The newness of life offered through Baptism - the signification of the Yeses and Nos and the coming of the Kingdom of God preached by the suffering Servant: Yes to the God of life, the family, responsible love, solidarity and justice, and truth.



Jesus’ identification with man reveals to those who suffer because their lives are diminished – that God is no longer inaccessible – but searches for us and brings us to the light.



In taking on our sins, Jesus comes not as an outsider but one who desires to redeem our whole nature.

2. Exegetical Notes •

Though sinless, Jesus accepts John’s baptism as part of God’s design (Lk 7:29-30), to satisfy the saving righteousness of God, in fulfilling and perfecting the old law (Mt 5:17, 20).



Mt 3:16 – Recall that the Spirit also hovered over the waters at the first creation (Gen 1:2). The Spirit now anoints Jesus for his Messianic mission (Act 10:38) which it guides (Mt 4:1; Lk 4:14, 18; 10:21; Mt 12:18, 28). It also sanctifies the water preparing the way for Christian baptism (Ac 1:5).



Mt 3:17 – this is my beloved son: Love is expressed in this saying that hearkens to Is 42, identifying Jesus as the Servant of the Lord. Jesus is not manifested as the royal, conquering Messiah, but as the Suffering Servant.

3. References to the Catechism of the Catholic Church •

# 438: Jesus' messianic consecration reveals his divine mission, "for the name ‘Christ' implies ‘he who anointed,' ‘he who was anointed' and ‘the very anointing with which he was

anointed.' The one who anointed is the Father, the one who was anointed is the Son, and he was anointed with the Spirit who is the anointing." His eternal messianic consecration was revealed during the time of his earthly life at the moment of his baptism by John, when "God anointed Jesus of Nazareth with the Holy Spirit and with power," "that he might be revealed to Israel” as its Messiah. His works and words will manifest him as "the Holy One of God. •

#713: The Messiah's characteristics are revealed above all in the "Servant songs." These songs proclaim the meaning of Jesus' Passion and show how he will pour out the Holy Spirit to give life to the many: not as an outsider, but by embracing our "form as slave." Taking our death upon himself, he can communicate to us his own Spirit of life.



#715: The prophetic texts that directly concern the sending of the Holy Spirit are oracles by which God speaks to the heart of his people in the language of the promise, with the accents of "love and fidelity." St. Peter will proclaim their fulfillment on the morning of Pentecost. According to these promises, at the "end time" the Lord's Spirit will renew the hearts of men, engraving a new law in them. He will gather and reconcile the scattered and divided peoples; he will transform the first creation, and God will dwell there with men in peace.

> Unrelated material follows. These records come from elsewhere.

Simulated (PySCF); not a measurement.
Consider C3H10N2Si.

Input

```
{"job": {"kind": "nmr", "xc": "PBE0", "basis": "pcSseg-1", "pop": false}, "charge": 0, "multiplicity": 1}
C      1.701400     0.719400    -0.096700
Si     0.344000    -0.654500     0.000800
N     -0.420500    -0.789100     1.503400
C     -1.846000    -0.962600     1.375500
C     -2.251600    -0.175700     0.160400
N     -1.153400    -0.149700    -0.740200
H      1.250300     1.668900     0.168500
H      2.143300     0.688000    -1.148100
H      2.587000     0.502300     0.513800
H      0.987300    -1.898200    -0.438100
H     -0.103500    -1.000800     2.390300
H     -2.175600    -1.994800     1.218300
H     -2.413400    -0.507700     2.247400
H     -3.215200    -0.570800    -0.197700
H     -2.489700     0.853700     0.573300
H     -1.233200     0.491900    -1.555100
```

#716: The People of the "poor"—those who, humble and meek, rely solely on their God's mysterious plans, who await the justice, not of men but of the Messiah—are in the end the great achievement of the Holy Spirit's hidden mission during the time of the promises that prepare for Christ's coming. It is this quality of heart, purified and enlightened by the Spirit, which is expressed in the Psalms. In these poor, the Spirit is making ready "a people prepared for the Lord."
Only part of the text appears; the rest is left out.